Disposable Domestics: Immigrant Women Workers in the Global Economy
by Grace CHANG, Cambridge, Mass.: South End Press, 2000, 236 pp., ISBN: 0-89608-617-8.
Two books on immigrant women workers in the global economy analyse the repercussions of American foreign policy on domestic immigration issues. Sweatshop Warriors and Disposable Domestics complement each other in every respect. Each book mentions the tragic consequences of the 1992 riot in Los Angeles in the name of Rodney King. These unfortunate events galvanized labour organizers with a conscience to find alternatives to what C. Wright Mills, as early as 1956, coined as the "industrial-military complex" in his sociological study entitled The Power Elite. Authors Louie and Chang come from the communities they research. Each author shows an insider's view of the immigrant communities under study. In both books immigrant women are seen not as mere victims of globalization but rather as active agents in social change.
In their research, each writer addresses the alternative self-organization of immigrant women who seek to redress human rights abuses experienced by marginalized ethnic workers in American society. Louie focuses on the multi-ethnic women's coalitions led by genuine working class heroines from the Chinese, Latino and Korean working class populations of the United States. Chang's study highlights the coalitions of immigrant women that are linked with organized labour. Both books focus on women's working lives at the point of production and reproduction within the nexus of transnational capital. In so doing, both authors provide highly readable accounts of complex macro-economic processes that shape the everyday political lives of women at the micro level.

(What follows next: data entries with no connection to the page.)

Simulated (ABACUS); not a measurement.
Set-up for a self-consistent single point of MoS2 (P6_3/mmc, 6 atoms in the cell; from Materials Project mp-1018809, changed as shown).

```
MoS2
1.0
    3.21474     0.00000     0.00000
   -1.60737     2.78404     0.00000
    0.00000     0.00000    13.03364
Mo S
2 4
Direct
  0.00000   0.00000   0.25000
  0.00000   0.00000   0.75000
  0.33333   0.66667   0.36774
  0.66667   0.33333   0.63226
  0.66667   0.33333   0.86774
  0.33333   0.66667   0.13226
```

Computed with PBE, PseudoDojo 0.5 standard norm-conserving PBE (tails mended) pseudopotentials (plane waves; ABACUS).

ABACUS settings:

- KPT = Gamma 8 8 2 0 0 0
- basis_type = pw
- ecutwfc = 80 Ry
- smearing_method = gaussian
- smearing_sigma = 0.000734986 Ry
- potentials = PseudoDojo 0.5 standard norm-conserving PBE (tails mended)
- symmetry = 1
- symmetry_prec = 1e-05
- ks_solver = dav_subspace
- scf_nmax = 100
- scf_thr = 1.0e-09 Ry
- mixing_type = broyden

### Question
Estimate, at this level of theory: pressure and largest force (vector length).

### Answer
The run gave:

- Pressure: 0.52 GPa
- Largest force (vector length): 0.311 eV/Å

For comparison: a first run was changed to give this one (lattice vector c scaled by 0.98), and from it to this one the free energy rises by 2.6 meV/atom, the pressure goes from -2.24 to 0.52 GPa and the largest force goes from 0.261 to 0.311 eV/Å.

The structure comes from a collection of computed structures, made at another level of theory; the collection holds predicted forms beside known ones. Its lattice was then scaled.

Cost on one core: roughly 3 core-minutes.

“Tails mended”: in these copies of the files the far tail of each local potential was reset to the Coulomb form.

Sweatshop Warriors is a useful companion to another recent study of the sweatshop pyramid Behind the Label: Inequality in the Los Angeles Apparel Industry by Appelbaum and Bonacich (2000). Unlike Appelbaum and Bonacich, Louie examines the underside of the sweatshop pyramid. She draws attention to the ethnic women found at the bottom of the subcontracting process and especially in the clothing and restaurant industries. She reveals the ways in which immigrant women fall victim to the government's failure to enforce the minimum labour standards in companies owned by...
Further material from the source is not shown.